How to get rid of pesky exit 4 on log files?

foobar2devnull

ADSM.ORG Member
Joined
Nov 30, 2010
Messages
122
Reaction score
1
Points
0
Location
Belgium
Hi guys,

I'm trying to clean things up a bit and I am seeing a large amount of systems "failing" with an exit code of 4 (ANS4037E). This is usualy on '/var/log' as one would expect. I thought I'd solved this by creating a dynamic copy pool and then creating a clopt file on the TSM server that would force all '/var/log' files to be backed up using the mentioned copy pool as you can see bellow.

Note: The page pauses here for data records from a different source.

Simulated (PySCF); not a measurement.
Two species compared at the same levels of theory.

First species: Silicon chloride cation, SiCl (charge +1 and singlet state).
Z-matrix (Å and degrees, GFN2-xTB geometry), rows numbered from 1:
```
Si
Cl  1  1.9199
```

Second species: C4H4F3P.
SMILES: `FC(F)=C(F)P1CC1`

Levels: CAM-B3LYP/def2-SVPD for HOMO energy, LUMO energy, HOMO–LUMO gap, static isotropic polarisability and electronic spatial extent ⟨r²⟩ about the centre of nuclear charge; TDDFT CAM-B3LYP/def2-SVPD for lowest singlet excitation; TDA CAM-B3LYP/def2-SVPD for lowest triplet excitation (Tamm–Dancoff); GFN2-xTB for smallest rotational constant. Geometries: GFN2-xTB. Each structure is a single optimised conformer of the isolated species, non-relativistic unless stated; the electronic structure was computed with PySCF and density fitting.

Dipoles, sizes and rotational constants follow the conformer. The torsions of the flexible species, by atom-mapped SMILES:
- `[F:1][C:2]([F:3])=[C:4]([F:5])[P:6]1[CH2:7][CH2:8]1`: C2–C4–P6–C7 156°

tsm: TSMINST1>q copy os active PF01_62DY f=d

Policy Domain Name: OS
Policy Set Name: ACTIVE
Mgmt Class Name: PF01_62DY
Copy Group Name: STANDARD
Copy Group Type: Backup
Versions Data Exists: No Limit
Versions Data Deleted: 0
Retain Extra Versions: 62
Retain Only Version: 0
Copy Mode: Modified
Copy Serialization: Dynamic
Copy Frequency: 0
Copy Destination: PF01
Table of Contents (TOC) Destination:
Last Update by (administrator): JDOE
Last Update Date/Time: 02/15/13 10:37:15
Managing profile:
Changes Pending: No​


tsm: TSMINST1>q clopt linux

Optionset Description Last Update by Managing profile Replica Option
(administrator) Set
------------------------- ------------------------- --------------- -------------------- ---------------
LINUX General Linux definitions JDOE No

Option Sequence Use Option Option Value
number Set Value
(FORCE)
------------------------- -------- ---------- ------------------------------------------------------------
ARCHSYMLINKASFILE 110 Yes YES
COMPRESSION 100 Yes No
DIRMC 120 No PF01_31SS
DOMAIN 130 Yes ALL-LOCAL
INCLEXCL 200 No Include '/var/log/.../* PF01_62DY'
INCLEXCL 210 No Exclude.dir '/proc'
INCLEXCL 220 No Exclude.dir '/selinuxc'
INCLEXCL 230 No Exclude.dir '/sys'
INCLEXCL 240 No Exclude.dir '/.../tmp'
INCLEXCL 250 No Exclude.dir '/mnt'
INCLEXCL 260 No Exclude.dir '/media'
INCLEXCL 270 No Exclude.dir '/dev'
[...]​

Sadly, I still get this on most of my linux boxes:

11/13/2016 22:08:48 ANS1228E Sending of object '/var/log/foo/bar.log' failed.
11/13/2016 22:08:48 ANS4037E Object '/var/log/foo/bar.log' changed during processing. Object skipped.

Is there something I am doing that is wrong? How can I get rid of these errors and finish with an exit code of 0?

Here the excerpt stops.